Ben Zhao is the Neubauer Professor of Computer Science at University of Chicago. He completed his PhD from Berkeley (2004) and his BS from Yale (1997). He is a Fellow of the ACM, TED/AI speaker, and a recipient of the TIME100/AI (TIME Magazine 100 Most Influential people in AI), Concept Art Association’s Community Impact Award, USENIX Internet Defense Prize, MIT Technology Review’s TR-35 Award (Young Innovators Under 35), NSF CAREER award, ComputerWorld Magazine’s Top 40 Technology Innovators award, IEEE ITC Early Career Award, and Faculty awards from Google, Amazon, and Facebook.

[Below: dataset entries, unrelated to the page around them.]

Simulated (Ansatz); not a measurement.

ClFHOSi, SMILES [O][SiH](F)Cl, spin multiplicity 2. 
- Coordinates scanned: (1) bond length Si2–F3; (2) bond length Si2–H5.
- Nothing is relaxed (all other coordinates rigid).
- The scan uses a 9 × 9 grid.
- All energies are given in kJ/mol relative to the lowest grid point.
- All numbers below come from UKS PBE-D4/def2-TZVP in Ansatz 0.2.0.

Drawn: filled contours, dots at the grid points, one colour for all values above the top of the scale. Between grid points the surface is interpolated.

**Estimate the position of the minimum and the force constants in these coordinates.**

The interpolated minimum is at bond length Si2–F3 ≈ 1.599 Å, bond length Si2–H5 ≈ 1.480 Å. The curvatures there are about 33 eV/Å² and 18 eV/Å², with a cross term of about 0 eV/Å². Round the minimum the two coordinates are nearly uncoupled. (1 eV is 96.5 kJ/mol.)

His work has been covered by many media outlets including New York Times, CNN, NBC, ABC, BBC, MIT Tech Review, Wall Street Journal, Forbes, and New Scientist. His current research focuses on protecting human creatives from harms of generative AI. He has published over 190 articles in areas of security and privacy, machine learning, networking, and HCI. He served as TPC (co-)chair for the World Wide Web conference (WWW 2016) and ACM Internet Measurement Conference (IMC 2018), and on the Steering Committee of IEEE Conference on Secure and Trustworthy Machine Learning (SaTML).
Research
Focus Areas: Adversarial Machine Learning, Security and Privacy, Human Computer Interaction, Networking
Over the years, I’ve followed my own interests in pursuing research problems that I find intellectually interesting and meaningful. That’s led me to work on a sequence of areas from P2P networks, online social networks, SDR/open spectrum systems, graph mining and modeling, user behavior analysis, to adversarial machine learning. Since 2016, I’ve mostly worked on security and privacy problems in machine learning algorithms and systems.